Hercules: Layton’s futuristic Prince of Power returns!


By Byron Brewer

Amadeus Cho? Nice kid and smart, but give me Rigellian Recorder #417 anytime. And comic book creator Bob Layton is about to do just that in the long-awaited sequel to his famed mini-series of the early 1980s.

HERCULES: TWILIGHT OF A GOD is a four-part limited that launches in June and features everyone’s favorite Prince of Power in the 24th century. But this is not the same Lion of Olympus who has recently been hanging out with Hank Pym & Co. in Mighty Avengers. No, this is a demi-god residing in an alternate universe whose adventures have mostly been on the cosmic side of the scale since being banished from Olympus by his father, Zeus.

Bob Layton, like Jim Starlin a master of both plotting and art, first came to my attention during his first run with writer David Michelinie on Iron Man in 1978. Tony Stark’s private life as well as the various armors of Shellhead became much more interesting around the time of their coming, issue #116. Layton and Michelinie stayed with the now-best seller until #154 and then returned for a second lengthy run from #215-#250.

It was in September 1982, during his first run on Iron Man, that Layton created one of the first mini-series ever by writing, penciling and inking the four-issue Hercules: Prince of Power. I had been a fan of the blustery strongman since Roy Thomas brought him into his Avengers run in the 1960s, but the Hercules to whom Layton introduced us had taken the character’s side rife with comedy and turned it on its ear.

In an era of Marvel where many titles were cosmic, this little book still shined!

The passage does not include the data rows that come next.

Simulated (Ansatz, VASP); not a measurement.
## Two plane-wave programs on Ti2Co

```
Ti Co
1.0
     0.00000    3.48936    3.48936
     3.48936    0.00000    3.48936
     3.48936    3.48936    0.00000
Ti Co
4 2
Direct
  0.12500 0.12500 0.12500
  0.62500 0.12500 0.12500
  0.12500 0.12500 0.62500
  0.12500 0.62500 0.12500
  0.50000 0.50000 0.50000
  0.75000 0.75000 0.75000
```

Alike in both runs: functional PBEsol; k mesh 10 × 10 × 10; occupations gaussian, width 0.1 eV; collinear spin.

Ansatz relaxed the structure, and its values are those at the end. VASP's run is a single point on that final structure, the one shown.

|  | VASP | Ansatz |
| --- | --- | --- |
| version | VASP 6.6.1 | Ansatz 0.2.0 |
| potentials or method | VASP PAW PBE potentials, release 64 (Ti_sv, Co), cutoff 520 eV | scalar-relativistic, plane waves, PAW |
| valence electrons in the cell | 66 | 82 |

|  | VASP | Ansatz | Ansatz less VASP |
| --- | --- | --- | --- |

In this alternate universe, Herk is banished from Olympus by Zeus in order to learn humility. (Virtually the same action All-Father Odin took against Thor by creating his life as lame physician Don Blake on Earth. Ever find it byronic that two of the most haughty entities in the Marvel U. are trying to teach their sons that which they have not learned?) Instead of Earth and Avengers Mansion (if it is there in the 24th century), the Prince of Power opts instead to travel into deep space and hobnob with a great mix of alien races. A beautiful human female eventually finds the romantic’s eye but turns out instead to be a Skrull named Skyppi – typical of the book’s humor.

Herk also takes as his sidekick Recorder #417, whom way back when I mistook for the original Recorder from Thor. No mere Uatu like the Kirby-corder, #417 becomes a loyal companion and trusted friend to the Prince of Power and is critical in the plot of the mini.

Even the Big G himself, Galactus, makes a rare comedic cameo.

I think it was Jim Shooter in Avengers (I may be mistaken, but it was the first time I noticed it) who first had Hercules offer up a mighty punch as a “well met” greeting to beings of great power, calling it “The Gift.” In Hercules: Prince of Power, Herk gives a powerful “howdy” punch to a big, muscular alien who then -- sobs uncontrollably! He is a member of one of the gentlest races in the universe and this action earns Hercules the ire of his bar compatriots. The tone is set for his adventure in space.

The popularity of the limited series spawned a four-issue sequel in 1984, also wholly created by Layton. This series, not as enjoyable as the first (IMO) and with a darker tone, pits Herk and his allies against a cosmic version of Red Wolf. In the book, villains turn grave robbers, violating the final resting place of Captain Marvel by stealing his Nega-Bands. This all leads to a showdown between the Lion of Olympus and his father (apparently gone daft after murdering the other Olympians). But by sparing Zeus’ life, Hercules demonstrates that he has learned the lesson of humility after all.

In one of those hated cosmic rubber band endings, Zeus reveals the other gods are not dead but now existing on a higher plane where Zeus will soon take up residence. Herk is advised that he is now free of his past and can create his own destiny separate from that of the pantheon.

Eh … not so good.

But I do have high hopes for Layton’s June offering, Twilight of a God. In the alternate universe continuity, Hercules has been champion of the Andromeda galaxy for 75 years but is incapacitated during an attempt to save a city. In need of care by his Olympian offspring but suddenly twisted up in a sinister plot against his son’s government (and the apparent return of Galactus, no less), once again the Prince of Power – like Obi-Wan Kenobi – is the galaxy’s only hope.

Some of us have been waiting over a quarter-century for this book, and it is good news to hear both Marvel and Layton are ready to blast off.

And I ain’t lion!

Hercules: Twilight of a God hits stores in June.